A Million Ways to Die in the West – People Die at the Fair!

A Million Ways to Die in the West

Seth MacFarlane plays a guy who gets shot and dumped by his girlfriend on the same day in his Western spoof, A Million Ways to Die in the West. I’m not sure why he thought a Western would be the way to go for his second movie – and the first in which he stars – but it turns out to pretty entertaining for about ninety minutes. Too bad it’s 115 minutes long.

Albert Stark (MacFarlane) is the kind of good-natured everyman who gets the short end of the stick most of the time. He’s the guy who gets bullied and, even if he does manage to go out with the popular girl, he never scores – because he’s so decent, he doesn’t even try. He’s a twenty-first century schlub in the Old West, where everyone and everything is trying to kill you. Just to make that point even more clearly, he’s a sheep farmer.

What plot there is has Albert get shot for accidentally costing a gunslinger some money; getting dumped by his girlfriend, the town schoolmarm, Louise (Amanda Seyfried), in favor the town fop – a deliciously mercenary, moustachioed snot (Neil Patrick Harris) and, after his one heroic action ever, falling for Anna, for the unhappy wife (Charlize Theron) of the evil Clinch Westwood (Liam Neeson).

A Million Ways to Die in the West

Like Blazing Saddles, which A Million Ways desperately wants to be, plot points aren’t really a big selling point here. Instead, the idea is to punch holes in a bunch of movie conventions including – but limited to – movie western, coming of age movies and romantic comedies and to do it as baldly and bizarrely as possible.

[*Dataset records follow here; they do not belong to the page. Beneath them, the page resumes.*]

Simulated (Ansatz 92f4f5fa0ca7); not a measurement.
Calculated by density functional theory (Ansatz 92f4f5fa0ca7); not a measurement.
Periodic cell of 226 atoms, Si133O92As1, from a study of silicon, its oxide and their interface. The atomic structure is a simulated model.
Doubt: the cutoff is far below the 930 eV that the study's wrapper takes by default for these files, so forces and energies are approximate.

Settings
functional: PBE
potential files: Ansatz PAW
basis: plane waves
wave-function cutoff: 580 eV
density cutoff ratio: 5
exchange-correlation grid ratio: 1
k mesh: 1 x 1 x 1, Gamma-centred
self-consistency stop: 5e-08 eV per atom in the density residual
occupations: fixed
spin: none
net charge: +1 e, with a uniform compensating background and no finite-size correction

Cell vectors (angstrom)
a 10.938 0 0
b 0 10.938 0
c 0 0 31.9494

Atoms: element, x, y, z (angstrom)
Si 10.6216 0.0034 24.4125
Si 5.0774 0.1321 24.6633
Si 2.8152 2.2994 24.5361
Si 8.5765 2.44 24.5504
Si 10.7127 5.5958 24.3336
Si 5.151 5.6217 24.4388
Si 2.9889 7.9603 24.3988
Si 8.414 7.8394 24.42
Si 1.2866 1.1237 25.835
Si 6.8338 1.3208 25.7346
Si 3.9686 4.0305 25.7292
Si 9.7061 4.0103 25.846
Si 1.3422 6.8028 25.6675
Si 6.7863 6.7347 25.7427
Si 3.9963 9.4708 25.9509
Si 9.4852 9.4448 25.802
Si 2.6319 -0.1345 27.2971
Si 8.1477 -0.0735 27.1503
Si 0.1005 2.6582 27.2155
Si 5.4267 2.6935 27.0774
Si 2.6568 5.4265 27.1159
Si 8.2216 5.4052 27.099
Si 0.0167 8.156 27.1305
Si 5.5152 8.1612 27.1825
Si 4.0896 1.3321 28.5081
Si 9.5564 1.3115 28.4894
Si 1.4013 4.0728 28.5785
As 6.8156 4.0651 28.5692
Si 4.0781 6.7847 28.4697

The fact that it is possible to do so with a harder edge – and more grotesquely crude humor – than it was for Mel Brooks, allows MacFarlane to do what he does best: fart jokes, poop jokes, ridiculous situations taken to absurd heights. As an example, there’s the ultimate poop joke, starring Harris, whose commitment to it keeps it funny well past the point where most other writers/filmmakers would have reined in.

Subplots are equally absurd, as with the relationship between Albert’s best friend, Edward (Giovanni Ribisi) and his girlfriend, Ruth (Sarah Silverman) – a solid upstanding Christian couple who are saving themselves for marriage, except for the part where she’s a prostitute who has no problem with talking about her job in detail.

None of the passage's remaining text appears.